James C. Knarr. Uruguay and the United States, 1903-1929: Diplomacy in the Progressive Era. Kent: Kent State University Press, 2012. 224 pp. $55.00 (cloth), ISBN 978-1-60635-128-4.
Reviewed by Benjamin Coates (Wake Forest University)
Published on H-Diplo (January, 2013)
Commissioned by Seth Offenbach (Bronx Community College, The City University of New York)
Small Place, Big Story?
In a 1995 episode of the FOX television series The Simpsons, dopey dad Homer looks at a globe (for the first time, we presume), and gets a chuckle from South America: “Look at this country: U R Gay!”[1] The joke relies on Homer’s well-known ignorance and lack of reading comprehension (as well as borderline homophobia). But it also reflects Americans’ lack of knowledge about Uruguay, the tiny nation wedged between Brazil and Argentina.
Indeed, judging by Uruguay’s almost complete absence from standard surveys of the field, historians of U.S. foreign relations seem to take little interest in it.[2] Uruguay’s miniscule population and geographic remoteness suggest no more than minor importance to North America’s fortunes. Yet under the leadership of José Batlle y Ordoñez, Uruguay’s historical significance far exceeded its size. As president from 1903 to 1907 and 1911 to 1915, and as informal leader well into the 1920s, Batlle oversaw the creation of the first modern social welfare state in the Western Hemisphere.[3] Enmeshed in reform networks stretching to North America and across the Atlantic Ocean, Uruguay was anything but isolated. Its story connects directly to current scholarly interests in transnational reform networks, state building, and international history.[4] Thus by exploring Batlle’s relationship with the United States in the context of social reform, James C. Knarr’s Uruguay and the United States, 1903-1929: Diplomacy in the Progressive Era fills a small historiographical gap, but one with the potential to illuminate larger themes.
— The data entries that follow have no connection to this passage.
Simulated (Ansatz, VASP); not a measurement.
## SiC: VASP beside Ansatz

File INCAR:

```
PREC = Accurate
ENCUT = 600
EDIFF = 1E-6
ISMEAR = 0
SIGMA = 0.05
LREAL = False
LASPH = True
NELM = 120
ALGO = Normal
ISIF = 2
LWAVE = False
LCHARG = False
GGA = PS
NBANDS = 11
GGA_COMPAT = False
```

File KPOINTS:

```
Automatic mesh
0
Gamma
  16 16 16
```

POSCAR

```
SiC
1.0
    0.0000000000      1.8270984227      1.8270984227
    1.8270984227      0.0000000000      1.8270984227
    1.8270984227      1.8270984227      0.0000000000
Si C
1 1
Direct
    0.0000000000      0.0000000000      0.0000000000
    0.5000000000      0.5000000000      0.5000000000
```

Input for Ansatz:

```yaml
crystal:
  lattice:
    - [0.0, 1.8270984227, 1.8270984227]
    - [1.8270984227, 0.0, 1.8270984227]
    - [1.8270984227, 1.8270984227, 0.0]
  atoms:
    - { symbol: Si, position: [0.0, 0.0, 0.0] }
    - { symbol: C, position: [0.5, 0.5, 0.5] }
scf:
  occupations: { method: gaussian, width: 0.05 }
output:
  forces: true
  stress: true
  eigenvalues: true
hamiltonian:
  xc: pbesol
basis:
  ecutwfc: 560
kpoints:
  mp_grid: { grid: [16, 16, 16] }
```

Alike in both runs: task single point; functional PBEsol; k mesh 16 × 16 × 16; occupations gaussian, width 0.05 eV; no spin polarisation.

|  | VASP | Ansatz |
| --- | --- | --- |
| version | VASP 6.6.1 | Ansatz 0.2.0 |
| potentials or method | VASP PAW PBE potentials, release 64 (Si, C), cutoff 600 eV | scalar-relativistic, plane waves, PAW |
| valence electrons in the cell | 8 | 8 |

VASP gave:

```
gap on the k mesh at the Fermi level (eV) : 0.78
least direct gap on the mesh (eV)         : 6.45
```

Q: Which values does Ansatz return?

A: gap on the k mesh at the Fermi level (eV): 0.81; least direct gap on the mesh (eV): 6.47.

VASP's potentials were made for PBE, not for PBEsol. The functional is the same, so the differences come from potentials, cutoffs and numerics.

The goal of Uruguay and the United States is to document the “diplomatic, economic, and social relations” of the two countries (p. 1), and to demonstrate that a shared commitment to progressive reform improved bilateral ties. Knarr’s five chronological chapters present plenty of evidence of good relations, and thus serve as “a corrective to the Big Stick historiography that has come to characterize the view of U.S.-Latin American relations between 1898 and 1933” (p. 148). In so doing, Knarr offers a welcome reminder of the diversity of North American foreign policies in Latin America, for U.S. policies towards Uruguay differed dramatically from those it practiced in Central America and the Caribbean.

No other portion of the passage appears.